Yet the Bourda will not be used when the World Cup is staged in the Caribbean in 2007, though.
Architecturally, the Bourda is a throwback to a bygone age of imperial elegance, its main stand as evocative and historic as the pavilion at Lord's.
But it has been deemed to be not good enough for the 21st century, and the impoverished government of Guyana has decided to build a 20,000-seat stadium out of town at Providence, at a cost of $25 million.
The foundations for the new ground have been laid, but there is already an international row brewing over how one of the world's poorest nations is to pay for the build and maintenance of the stadium.

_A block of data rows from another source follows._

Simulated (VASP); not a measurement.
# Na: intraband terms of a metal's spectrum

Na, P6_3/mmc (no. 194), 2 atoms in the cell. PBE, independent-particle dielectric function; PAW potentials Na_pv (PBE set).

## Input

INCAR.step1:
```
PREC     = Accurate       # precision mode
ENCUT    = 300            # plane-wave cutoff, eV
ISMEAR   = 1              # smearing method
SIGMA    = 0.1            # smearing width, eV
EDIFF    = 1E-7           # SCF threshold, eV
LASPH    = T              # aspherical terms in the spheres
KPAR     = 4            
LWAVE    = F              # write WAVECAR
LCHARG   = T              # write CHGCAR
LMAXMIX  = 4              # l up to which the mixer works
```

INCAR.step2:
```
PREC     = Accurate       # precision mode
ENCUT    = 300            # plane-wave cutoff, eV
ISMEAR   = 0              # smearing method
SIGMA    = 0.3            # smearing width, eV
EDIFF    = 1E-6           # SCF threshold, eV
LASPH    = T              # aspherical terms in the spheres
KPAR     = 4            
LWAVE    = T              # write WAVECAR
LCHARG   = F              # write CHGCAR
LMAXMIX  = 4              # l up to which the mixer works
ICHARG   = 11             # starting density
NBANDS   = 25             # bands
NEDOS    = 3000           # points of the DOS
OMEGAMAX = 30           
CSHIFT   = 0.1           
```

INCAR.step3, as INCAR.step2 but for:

Thus far, India has put the money up for the project - not the Indian cricketing authorities, even though their national team will be based in Guyana at least until the World Cup quarter-finals, but their government.
India's cricket team will will feel at home in Guyana. The majority of the population are originally of Indian heritage, President Bharrat Jagdeo is an Indo-Guyanese, as is the majority of his cabinet .It was President Jagdeo who negotiated the first deal with the government of India during a state visit in 2003.
India's then BJP government promised a $20 million loan on easy terms towards the building of the stadium. However, when the Congress Party won the Indian general election last May, there was a shift in policy.
Last month, Guyana signed for a $6 million loan from India's government, under the previous "soft" terms, plus a $19 million commercial loan from the Import Export Bank of India.
This latest loan agreement will not be paid off by Guyana until at least 2024, and all for a stadium that may hardly be used after the six World Cup games are played there.
But Guyana's indebtedness will not not end there. The stadium is designed by Indian architects and 85 per cent of the spend on the building work - due to start early in the New Year - will go to Indian companies, with only an estimated $8 million of the funding actually making its way into the local economy.
Yet the negotiations which set up the original loan deal with India seem set to more than double Guyana's stadium debt in what is a literal "sweetener", in which Indian businesses would benefit from preferntial deals for the modernisation two massive sugar factories, and all with the help of another $35 million loan.
The International Monetary Fund has now intervened. Guyana is rated to be a Highly Indebted Poor Country by the IMF, which in July reported on the country's economy thus: "Growth has remained weak, reflecting structural weaknesses and the difficult political situation. Accelerating the pace of poverty reduction remains an important challenge. Moreover, Guyana's debt burden remains high, even following debt relief under the HIPC Initiative".
The IMF says the stadium does not make long-term commercial sense and has in effect vetoed Guyana from any further borrowing for the stadium until a feasibility study has been conducted.
"The priority that the authorities have attached to.. a new stadium is a matter of concern," the IMF has said, adding that they "have serious doubts regarding the project's financial rate of return and the possibility that additional fiscal costs may result."
But despite this opposition the Guyanese and Indian governments have pledged to push on with the stadium project. One reason for the urgency might be the next general election, due in March 2006.
Guyana's political system is split almost entirely on racial lines, between Indo- and Afro-Caribbeans, and the country tends to forment inter-racial violence at election time. Previous England cricket tours to the South American state have been postponed or distrupted as a result of outbreaks of civil violence, including the bombing of a tour hotel the last time elections coincided with cricket.
Some fear that any prolonged disruption in Guyana in 2006 might prompt the International Cricket Council to cancel all matches planned for the new stadium in Providence and move the scheduled matches elsewhere. Which would make Guyana's new stadium possibly the most expensive folly even in the usually profligate world of international sport.